A native New Yorker, Albert Maurice Hackett was the son of two actors. He began acting at age six and continued for some years, appearing in plays and in silent films. Hackett first met Goodrich in 1927, when they were acting with a stock company in Denver, Colorado. They began collaborating immediately, but their efforts were unrewarded until 1930, when their light-hearted comedy, Up Pops the Devil, opened in New York. Hackett was brought to Hollywood to direct dialogue when the play was adapted for film, but Goodrich was not included in the contract, so the couple returned to New York, where their Bride Wise opened on Broadway in 1932.
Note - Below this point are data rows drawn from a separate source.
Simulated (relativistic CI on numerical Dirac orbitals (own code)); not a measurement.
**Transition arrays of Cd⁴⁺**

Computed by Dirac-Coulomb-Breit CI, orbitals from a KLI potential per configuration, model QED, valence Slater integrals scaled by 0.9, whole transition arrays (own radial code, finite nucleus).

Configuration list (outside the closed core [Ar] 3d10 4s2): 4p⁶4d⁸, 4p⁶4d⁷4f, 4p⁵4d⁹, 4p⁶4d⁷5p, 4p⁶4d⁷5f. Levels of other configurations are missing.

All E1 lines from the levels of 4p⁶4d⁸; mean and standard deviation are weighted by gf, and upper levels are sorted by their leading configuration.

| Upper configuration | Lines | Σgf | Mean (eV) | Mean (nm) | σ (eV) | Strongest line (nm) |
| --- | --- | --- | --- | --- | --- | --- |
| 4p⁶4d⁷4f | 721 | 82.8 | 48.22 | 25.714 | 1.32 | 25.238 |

The Metro-Goldwyn-Mayer studio offered the couple a contract to write screenplays but stipulated that if they were not so occupied, they could be pressed into service as actors. However, the stipulation was never enforced because the couple wrote more than a dozen screenplays between 1933 and 1939. Their backgrounds as actors enabled the Hacketts to create characters that brought out the best in actors; they produced sparkling dialogue that made performers eager to star in their screenplays.
The Hacketts achieved great success with their three Thin Man films starring William Powell and Myrna Loy as Nick and Nora Charles; in these films, the couple blunder into a murder that they then solve. The three films, The Thin Man, which brought the Hacketts an Academy Award nomination for best screenplay, After the Thin Man, and Another Thin Man, were commercial successes. In addition to these scripts, the Hacketts wrote the screenplay for the popular operetta Naughty Marietta, released in 1935. This production was followed by their screenplays for Rose Marie and The Firefly. They produced a screenplay for Eugene O’Neill’s play Ah, Wilderness!, that brought them an Academy Award nomination in 1935.
The Hacketts returned to New York in the early 1940’s and had a play, The Great Big Doorstep, on Broadway in 1942, but it ran for only twenty-eight performances. Returning to Hollywood, this time under contract to Paramount Pictures, they worked on Lady in the Dark and continued writing successful screenplays, including the popular Easter Parade, which won a Writers Guild Award, Father of the Bride, and Father’s Little Dividend.
>From 1953 until 1955, they worked on a pet project: a play based on Anne Frank’s diary. The Diary of Anne Frank opened on Broadway in 1955 and brought the Hacketts international acclaim. Deeply devoted to this project, they adapted the play for Hollywood. Despite a warm critical reception, the film did not entice audiences, disappointing the Hacketts greatly. They returned to New York after writing one more screenplay, Five Finger Exercise. Goodrich died in 1984; Hackett died in 1995. Perhaps the couple’s greatest contribution was The Diary of Anne Frank, which plays continually throughout the world.